A typical data science project will be structured in a few different phases

that I'll talk about in separately in this lecture.

So there's roughly five different phases that we can think about

in a data science project.

The first phase is the most important phase,

and that's the phase where you ask the question and

you specify what is it that you're interested in learning from data.

Now, specifying the question and kind of refining it over time is really

important because it will ultimately guide the data that you obtain and

the type of analysis that you do.

Part of specifying the question is also determining the type of question that

you are gonna be asking.

There are roughly six types of questions that you can

ask going from kind of descriptive, to exploratory, to inferential,

to causal, to prediction, predictive and mechanistic.

And so figuring out what type of question you're asking and

what exactly the question is, is really influential.

And so you should spend a lot of time thinking about this.

Once you've kind of figured out what your question is, but

typically you'll get some data.

Now, either you'll have the data or you'll have to go out and get it somewhere or

maybe someone will provide it to you, but the data will come to you.

And then the next phase will be exploratory data analysis.

So this is the second part, there are two main goals to exploratory data analysis.

The first is you wanna know if the data that you have is suitable for

answering the question that you have.

Then so this will depend on a variety of factors depending on very basic things

like is there enough data, are there too many missing values, things like that.

To more fundamental ones, like are you missing certain variables or

do you need to collect more data to get those variables, etc?

The second goal of exploratory data analysis is

to start to develop a sketch of the solution.

And so if the data are appropriate for

answering your question, you can start using it to kinda sketch

out what the answer might be to get a sense of kinda what it'll look like.

This can be done without any formal modeling or any kind of the statistical

testing of things like that just to get a good picture of what it might be.

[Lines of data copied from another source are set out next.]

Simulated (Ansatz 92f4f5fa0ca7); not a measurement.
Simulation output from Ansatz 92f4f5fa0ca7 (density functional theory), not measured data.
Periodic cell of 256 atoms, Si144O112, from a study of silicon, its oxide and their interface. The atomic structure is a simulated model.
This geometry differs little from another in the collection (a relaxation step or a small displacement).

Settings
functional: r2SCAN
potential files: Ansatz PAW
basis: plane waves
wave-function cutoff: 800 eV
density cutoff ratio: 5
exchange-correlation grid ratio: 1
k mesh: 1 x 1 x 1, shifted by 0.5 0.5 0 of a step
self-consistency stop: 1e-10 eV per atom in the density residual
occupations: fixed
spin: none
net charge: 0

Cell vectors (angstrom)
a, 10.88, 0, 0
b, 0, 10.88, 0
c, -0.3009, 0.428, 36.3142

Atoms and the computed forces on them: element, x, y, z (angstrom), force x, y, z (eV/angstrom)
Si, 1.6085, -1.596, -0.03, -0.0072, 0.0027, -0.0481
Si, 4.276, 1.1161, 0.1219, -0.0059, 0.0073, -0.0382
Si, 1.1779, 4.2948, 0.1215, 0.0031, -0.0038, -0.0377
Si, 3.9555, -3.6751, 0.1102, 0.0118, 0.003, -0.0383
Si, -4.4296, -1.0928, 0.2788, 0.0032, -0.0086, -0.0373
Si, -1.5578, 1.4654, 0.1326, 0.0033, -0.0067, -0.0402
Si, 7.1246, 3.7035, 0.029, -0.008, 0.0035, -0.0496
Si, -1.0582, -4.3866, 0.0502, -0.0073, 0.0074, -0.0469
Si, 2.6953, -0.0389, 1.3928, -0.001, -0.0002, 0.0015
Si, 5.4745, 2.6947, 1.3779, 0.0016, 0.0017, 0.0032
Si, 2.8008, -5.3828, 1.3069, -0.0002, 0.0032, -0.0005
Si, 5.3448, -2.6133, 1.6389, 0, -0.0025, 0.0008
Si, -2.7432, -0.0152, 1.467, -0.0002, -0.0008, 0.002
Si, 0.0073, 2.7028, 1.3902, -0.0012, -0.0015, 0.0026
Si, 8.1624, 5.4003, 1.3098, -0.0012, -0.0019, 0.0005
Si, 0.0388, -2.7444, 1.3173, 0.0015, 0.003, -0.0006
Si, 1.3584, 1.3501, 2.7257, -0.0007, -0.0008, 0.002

The next stage, the third stage, is formal modeling.

So if you're sketch kind of works out,

you've got the right data and it seems appropriate to move on,

the formal modeling phase is the way to kind of specifically write

down what questions you're asking, what parameters you're trying to estimate.

And it also provides a framework for challenging your results.

So just because you've come up with an answer in the exploratory data analysis

phase doesn't mean that it's necessarily going to be the right answer and

you need to be able to challenge your results through a variety of

approaches where the sensitivity analysis are other types of analysis.

So challenging your model and just developing a formal framework is really

important to making sure that you can develop robust evidence for

answering your question.

The next phase is interpretation so once you've done your analysis your

formal modeling you wanna think about how to interpret your results and

there are a variety of things to think about in the interpretation phase

the data science project.

The first is kinda like think about how your results jive with kinda what

you expected to find when you where first asking the question.

And also you wanna think about the kind the totality of the evidence

that you've developed.

At this point, you've probably done many different analysis,

you probably fit in many different models.

And so you have many different bits of information to think about and

part of the interpretation phase is to kind of

assemble all that information to weigh the different pieces of evidence.

So that you know what kind or

which are more reliable, which are more important than others and to get a sense

of the totality of evidence with respect to kind of answering the question.